Cleburne High sophomore Blake Armstrong looks forward to the 2011 Johnson County Junior Livestock Show. He should.

Last year, Armstrong showed the grand champion yorkshire swine, which he parlayed into sufficient money to pay his feed bill.

But there’s another reason he gets a kick out of raising rooters.

“They’re like puppies,” Armstrong said. “They lay on you and chew on you,”

Are they as smart as puppies?

“Probably not.”

Don’t have to be, of course, as long as they impress the show judge.

“This year, I’m showing a hampshire and a york,” Armstrong said. “I haven’t been to any jackpot shows with them, so the county show will be their first time in the ring. That’s not too scary. Hopefully, they won’t take off running like the other pigs when they get in the ring.”

CHS freshman Jacob Blair is in hopes his jackpot experiences will prove helpful in preparing his porker, named Potts for Texas Tech footballer Taylor Potts, for the big show.

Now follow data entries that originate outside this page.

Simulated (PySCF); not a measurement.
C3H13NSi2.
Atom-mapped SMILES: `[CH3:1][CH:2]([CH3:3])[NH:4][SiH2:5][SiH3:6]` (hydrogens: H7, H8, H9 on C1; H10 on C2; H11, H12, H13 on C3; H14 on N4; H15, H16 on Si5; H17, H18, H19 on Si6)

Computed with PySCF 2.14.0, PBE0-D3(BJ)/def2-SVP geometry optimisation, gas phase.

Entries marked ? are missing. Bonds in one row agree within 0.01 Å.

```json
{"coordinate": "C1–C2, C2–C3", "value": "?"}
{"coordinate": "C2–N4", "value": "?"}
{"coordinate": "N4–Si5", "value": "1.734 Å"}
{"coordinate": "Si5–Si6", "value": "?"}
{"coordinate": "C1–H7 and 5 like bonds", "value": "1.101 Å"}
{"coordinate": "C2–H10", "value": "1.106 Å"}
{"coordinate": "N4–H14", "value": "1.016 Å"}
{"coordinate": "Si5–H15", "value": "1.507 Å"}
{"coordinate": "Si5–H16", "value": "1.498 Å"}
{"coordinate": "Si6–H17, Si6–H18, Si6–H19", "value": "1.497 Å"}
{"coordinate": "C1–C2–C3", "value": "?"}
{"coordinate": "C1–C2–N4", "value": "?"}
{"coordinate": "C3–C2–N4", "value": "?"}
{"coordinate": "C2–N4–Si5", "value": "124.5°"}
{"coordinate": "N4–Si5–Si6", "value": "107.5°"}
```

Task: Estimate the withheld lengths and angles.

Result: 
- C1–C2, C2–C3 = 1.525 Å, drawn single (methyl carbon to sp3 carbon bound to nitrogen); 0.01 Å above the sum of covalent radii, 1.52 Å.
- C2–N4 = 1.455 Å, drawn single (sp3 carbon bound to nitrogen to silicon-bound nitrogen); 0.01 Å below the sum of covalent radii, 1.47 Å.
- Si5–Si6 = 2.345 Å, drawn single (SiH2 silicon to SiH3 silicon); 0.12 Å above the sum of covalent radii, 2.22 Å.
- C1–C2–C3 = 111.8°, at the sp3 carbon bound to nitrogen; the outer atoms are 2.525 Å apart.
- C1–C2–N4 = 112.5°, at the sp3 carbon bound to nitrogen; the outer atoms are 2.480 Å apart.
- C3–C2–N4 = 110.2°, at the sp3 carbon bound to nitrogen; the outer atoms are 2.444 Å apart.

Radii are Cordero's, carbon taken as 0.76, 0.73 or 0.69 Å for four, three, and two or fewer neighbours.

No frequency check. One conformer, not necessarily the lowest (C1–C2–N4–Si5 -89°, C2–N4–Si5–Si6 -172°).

Potts struggled in the pre-county shows, unfortunately. Perhaps the competing swine arranged a blitz.

“I got nine-out-of-11 in one and 11-out-of-11 in another,” he said. “I learned that I need to even out the back of her body. You try to make sure they don’t run out there, because that’s a bad start, and you want to keep the pig between yourself and the judge so the judge can always seen the pig. Also, you want to keep the pig away from the fence and corners, because the judge won’t look at them like that. My pig has been cooperative for the most part.”

Potts is a growing piggy.

“She’s 180 to 190,” Blair said. “I want her to weigh at least 230.”

Blair passed up rabbits and chickens to raise a project twice his size.

“My dad and I talked about it, and he thought it would be a good idea to get a pig, and my uncle had a few pigs,” Blair said. “I figured if I got a pig, my uncle could talk to me about it. It’s great so far. I love coming out here [to the ag barn]. The cold weather doesn’t bother me that much.

“We have to bring our water sometimes when it freezes. We give them more food in the winter because that’s when they eat more. I bet if they could speak up, they’d say thank you.”

Armstrong isn’t quite so philosophical about the cold.

“I hate it,” he said.

How does he motivate himself to do what needs to be done?

“My mom reminds me.”

When you’re a vocational ag student preparing a project for a show, you do whatever it takes, CHS ag teacher Barney McClure said.

Students were in and out of the Wheat Ag Complex Tuesday morning when it was 10 degrees. One young man was bundled up in a heavy coat ... and shorts.

“Most of these animals are pretty far along in the feeding process, so they can take a lot of cold weather if they’ve got something to eat and drink,” McClure said. “The main thing is water. The water at the [small animal] barn is cut off, so we have to get water from the chicken barn. If the animals don’t have fresh water, that’s a pretty bad deal.

“They also need more food this time of year because they burn it up in order to stay warm. They could eat 25 percent more on a day like this. But if they don’t have water, they can’t eat.”

For the most part, animals fare better in extreme cold than extreme heat. Pigs, goats and lambs all appeared festive Tuesday, and the conditions were downright balmy in the chicken coops.

“The animals are equipped for this weather,” McClure said. “They’ve got some kind of hair or fur or feathers, and they’re used to being outside. They can make it as long as they’re out of the rain and wind.

“The chickens are still under heat lamps. They’ll make it pretty well as long as the electricity doesn’t go off.”

Students learn early that show animals can’t always fend for themselves. Of course, some students struggle to fend for themselves, too.

“Sometimes they have to rely on parents and classmates for rides out here,” McClure said. “On a school day, they can take care of their animals before and after school. On days like this, it’s tougher. But they still have to do it.”